Low's Peak, the summit of Kinabalu, with the nylon rope trail marker visible.
If you do a web search on Kinabalu you will often find references claiming that it is the highest mountain in Southeast Asia. Indeed the Malaysian Tourist Board promoted that idea on posters in Singapore when I climbed the peak in 1997. At that time Myanmar was still called Burma and it was not a member of the Association of Southeast Asian Nations. However, it has long been considered part of Southeast Asia, and in the remote northern part of the country, where the Himalaya finally run out of energy, sits Mount Khakaborazi which rises to 5,881 meters (19,269 feet). It is Khakaborazi that is Southeast Asia's highest peak.
Kinabalu however, sitting on the island of Borneo in the Malaysian state of Sabah, is the highest point between the Himalaya and New Guinea, and a stunning jewel worthy of its UNESCO World Heritage status. Rising 12,000 feet out of the steamy Borneo jungles, like tropical mountains around the world its great climactic variation between base and summit supports a huge diversity in eco-systems, from cloud shrouded tropical rain forests to cloud-shrouded sub-alpine meadows.
The mountain is composed of glacier-scoured granite, and was formed from an uplift of magma millions of years ago. The glacier carved pinnacles, rising from the smooth granite dome, are a distinctive and unique feature of the peak. The highest summit is non-technical, but all other summits require rock climbing skills. Some of these spires have fanciful names such as Ugly Sister Peak and Donkey's Ears, while others are named after omnipresent British monarchs such as Queen Victoria and King George.
The highest point, Low's Peak, bears the name of British Colonial Secretary Sir Hugh Low, who first climbed to the broad summit plateau in 1851. The actual summit was reached by zoologist John Whitehead in 1881. Two endemic Kinabalu birds, the Whitehead's Trogon and Whitehead's Broadbill are named for him. Lilian Gibbs, a British Museum botanist made the first ascent by a woman in 1910. She collected some species 1000 plants, of which nearly 90 were new to science. Several plants are named in her honor including Miss Gibb's Lipstick Flower, Aeschynanthus gibbsiae
For climbers the routes on the peak range from the standard walk up trail to a huge and largely unexplored big wall. As noted above the highest point is a walk up, but there are many intersting sub-peaks and spires that require techical climbing.
The upper montane zone, with the huge granite summit block.

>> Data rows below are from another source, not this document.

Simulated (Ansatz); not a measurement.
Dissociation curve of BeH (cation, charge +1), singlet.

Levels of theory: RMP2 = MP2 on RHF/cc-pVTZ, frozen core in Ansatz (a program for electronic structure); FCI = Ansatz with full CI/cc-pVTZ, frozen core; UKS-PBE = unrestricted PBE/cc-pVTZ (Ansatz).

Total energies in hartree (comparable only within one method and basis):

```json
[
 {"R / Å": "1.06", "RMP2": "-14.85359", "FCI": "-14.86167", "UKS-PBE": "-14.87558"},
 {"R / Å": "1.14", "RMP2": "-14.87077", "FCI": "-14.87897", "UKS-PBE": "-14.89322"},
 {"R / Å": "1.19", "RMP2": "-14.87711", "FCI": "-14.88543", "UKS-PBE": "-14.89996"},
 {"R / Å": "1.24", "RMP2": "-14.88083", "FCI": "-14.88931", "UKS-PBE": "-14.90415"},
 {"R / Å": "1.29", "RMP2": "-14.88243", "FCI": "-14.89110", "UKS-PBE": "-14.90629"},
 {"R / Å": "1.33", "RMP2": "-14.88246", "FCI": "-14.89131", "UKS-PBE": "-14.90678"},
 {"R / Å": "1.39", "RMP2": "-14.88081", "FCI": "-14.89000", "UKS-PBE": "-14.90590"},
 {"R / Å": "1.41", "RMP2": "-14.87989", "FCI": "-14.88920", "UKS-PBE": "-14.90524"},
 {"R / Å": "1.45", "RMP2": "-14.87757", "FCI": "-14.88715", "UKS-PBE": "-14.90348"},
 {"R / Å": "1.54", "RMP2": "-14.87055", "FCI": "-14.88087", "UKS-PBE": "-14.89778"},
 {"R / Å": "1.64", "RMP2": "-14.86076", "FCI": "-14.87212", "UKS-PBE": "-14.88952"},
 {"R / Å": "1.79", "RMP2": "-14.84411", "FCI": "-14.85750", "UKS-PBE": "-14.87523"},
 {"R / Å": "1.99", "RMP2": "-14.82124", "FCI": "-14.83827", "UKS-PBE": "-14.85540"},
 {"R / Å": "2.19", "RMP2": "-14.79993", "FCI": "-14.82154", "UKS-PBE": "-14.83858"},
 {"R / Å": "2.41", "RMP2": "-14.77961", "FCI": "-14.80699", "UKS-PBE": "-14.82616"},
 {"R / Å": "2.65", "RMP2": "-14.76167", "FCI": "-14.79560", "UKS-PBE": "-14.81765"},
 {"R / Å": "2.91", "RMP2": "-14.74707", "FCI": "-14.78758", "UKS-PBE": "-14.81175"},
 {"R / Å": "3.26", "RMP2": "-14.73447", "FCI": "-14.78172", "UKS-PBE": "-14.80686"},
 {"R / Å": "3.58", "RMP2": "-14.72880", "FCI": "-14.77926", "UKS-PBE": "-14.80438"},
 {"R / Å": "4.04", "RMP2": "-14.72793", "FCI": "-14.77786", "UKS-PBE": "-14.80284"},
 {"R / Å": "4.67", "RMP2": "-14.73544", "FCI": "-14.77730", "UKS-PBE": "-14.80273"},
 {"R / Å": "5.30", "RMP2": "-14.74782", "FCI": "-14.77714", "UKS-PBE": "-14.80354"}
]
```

Kinabalu's more than 3500 meter (~11,000 foot) relief from 550 meters (1800 feet) at Poring to 4000 meters (~13100 feet) at the summit plateau supports four main vegetation zones. These are:
- Tropical hardwood rain forest from 1200 meters (4000 feet). Massive trees reach into a canopy 150 feet above the ground. There are 600 species of ferns and 1000 orchids. Bamboo and tropical fruits such as rambutan, mango, and the infamous durian are also found here. (I have tried to acquire a taste for durian, that has been a complete failure). The largest flower in the world, the Rafflesia named after Sir Stamford Raffles who founded modern Singapore in 1819 is also found here. Like the durian, much is made of its distinctly unflower-like aroma, which is likened to the smell of a decaying carcass. The Rafflesia apparently emits this to attract flies and other pollinators.
- Lower montane forest from about 1200 meters (4000 feet) to 2200 meters (7200 feet). Here are oaks, chestnuts, myrtle, laurels, and eucalyptus, as well as some conifers. Here is also found ten species of the the unique tropical pitcher plant, Nepenthes. The pitcher plant is the colorful cup that is used to trap insects for food. The insects enter the cup collect nectar and then discovered they have entered a Hotel California, where they can check in but never leave. They slide down the smooth walls of the cup where they are digested by the Nepenthes.
- Upper montane forest from 2200 to 3300 meters (11000 feet). Trees are stunted and twisted into unique shapes by the wind, and their branches are draped with moss.There are many species of rhododendron here, of which five are endemic.
- Sub-alpine zone from 3300 meters to the summit. The few conifers and rhododendrons are gnarled and hug the ground. Higher up trees give way to grassy meadows filled with alpine flowers such as potentillas and gentians. The summit plateau itself is strikingly unique. The glacial polished granite is mostly bare except where soil can accumulate in cracks and crevices, where hardy mountain orchids and ferns may find a foot-hold.
The mountain's fauna includes primates such langurs, monkeys, and gibbons, although squirrels are the most likely mammal a casual visitor will encounter. There are countless butterflies, moths, and beetles, at least 40 species of frogs and toads, as well as snakes and slugs, which probably don't get the respect they deserve. More than 300 species of birds are recorded here. On my visit I was able to identify a dozen or so, including the Black-and-crimson oriole, Chestnut-capped Laughingthrush, and Black-sided Flowerpecker.
Most people begin by flying to Kota Kinabalu, capital of Sabah, where there are find many hotels from inexpensive to pricey. Depending on your flight schedule, it's not necessary to overnight in Kota Kinabalu since it's only a few hours from the airport to the Park.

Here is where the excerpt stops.